[Discussion] What happened to build variety?

Back in Everquest 1, I remember my guild leader got hold of the very first dps parser I'd ever heard of. He used it during raids, but didnt share the information in the guild, only posted it on a forum called Steelwarriors or something like that, to discuss with nerdy people :) Anyway, that dps parser was the thing that turned me from only playing for fun and the best I thought I could play, to looking at maximising my dmg, and minimising downtime. I was in an endgame raiding guild in EQ. That meant raiding 5 times a week atleast, and sometimes getting up to contest spawns with another raiding guild - literally racing to see who could muster first. These people were pretty hardcore. Then Enter the dps parser. - And the min/maxing. It completely changed the way I aproached the game. - Granted in EQ there was a significant amount of awareness and skill required to manage agro - personal responsibility being an actual thing. As well as the game actually calling you out for failing to do this: You will not evade me "nameoftoon" - broadcasting to the whole raid who was a moron. Anyhoo, my point is, once the dps parses became public, AND the agro management became trite - AND awareness was something the UI did for you with big fancy warnings and color codes, all that was left for the player to do was manage a rotation. - And that funnelled everyone into maximising for highest output be it healing or dmg. And that meant funelling everyone into the same or very similar specs.

I believe you could reverse this by bringing back the other skill requirements. CC - AGRO and awareness, and removing the parts of UI that manage those things for players. Im just not sure that people who play MMOs today would find that fun.

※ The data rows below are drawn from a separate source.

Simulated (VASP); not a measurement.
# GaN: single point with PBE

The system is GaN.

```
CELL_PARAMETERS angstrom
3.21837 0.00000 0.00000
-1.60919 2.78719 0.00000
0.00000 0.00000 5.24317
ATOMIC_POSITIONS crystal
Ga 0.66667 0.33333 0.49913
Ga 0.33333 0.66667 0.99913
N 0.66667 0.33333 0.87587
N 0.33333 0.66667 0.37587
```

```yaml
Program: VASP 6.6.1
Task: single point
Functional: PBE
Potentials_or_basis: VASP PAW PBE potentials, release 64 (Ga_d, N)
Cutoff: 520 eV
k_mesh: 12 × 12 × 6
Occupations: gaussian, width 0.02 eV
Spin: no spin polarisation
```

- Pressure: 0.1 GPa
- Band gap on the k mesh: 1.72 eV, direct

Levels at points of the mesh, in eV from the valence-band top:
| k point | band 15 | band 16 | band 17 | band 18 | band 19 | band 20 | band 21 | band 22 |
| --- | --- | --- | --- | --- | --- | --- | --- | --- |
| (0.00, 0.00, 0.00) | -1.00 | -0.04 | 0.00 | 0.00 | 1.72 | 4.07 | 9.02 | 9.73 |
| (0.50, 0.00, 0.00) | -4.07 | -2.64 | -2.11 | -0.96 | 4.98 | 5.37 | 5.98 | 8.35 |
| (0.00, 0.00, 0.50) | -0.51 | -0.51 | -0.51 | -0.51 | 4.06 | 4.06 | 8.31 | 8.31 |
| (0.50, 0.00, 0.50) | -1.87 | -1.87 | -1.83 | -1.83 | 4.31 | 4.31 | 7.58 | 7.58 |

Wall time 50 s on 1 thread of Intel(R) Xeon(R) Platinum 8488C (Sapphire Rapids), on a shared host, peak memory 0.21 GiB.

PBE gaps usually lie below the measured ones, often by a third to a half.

So as to your question. It was players who introduced the dps parsers. And opened the door to the development of the one trick ponies. You cant expect developers to put that cat back in the bag for us with any success. And now you have a whole generation or two grown up with playing these types of games, and I doubt they'd find the learning curve and punishment for failing to be good gameplay.

And btw I dont believe that EQ had diversity in builds, because we all got pretty much the same AA, the diversity rested on strength of the toon, in AA amounts and gear. How people wove their abilities together, and how agressively they could play within the other areas of skill; agro room and raidawareness - was what seperated the apples from the oranges. - Not numbers on a list.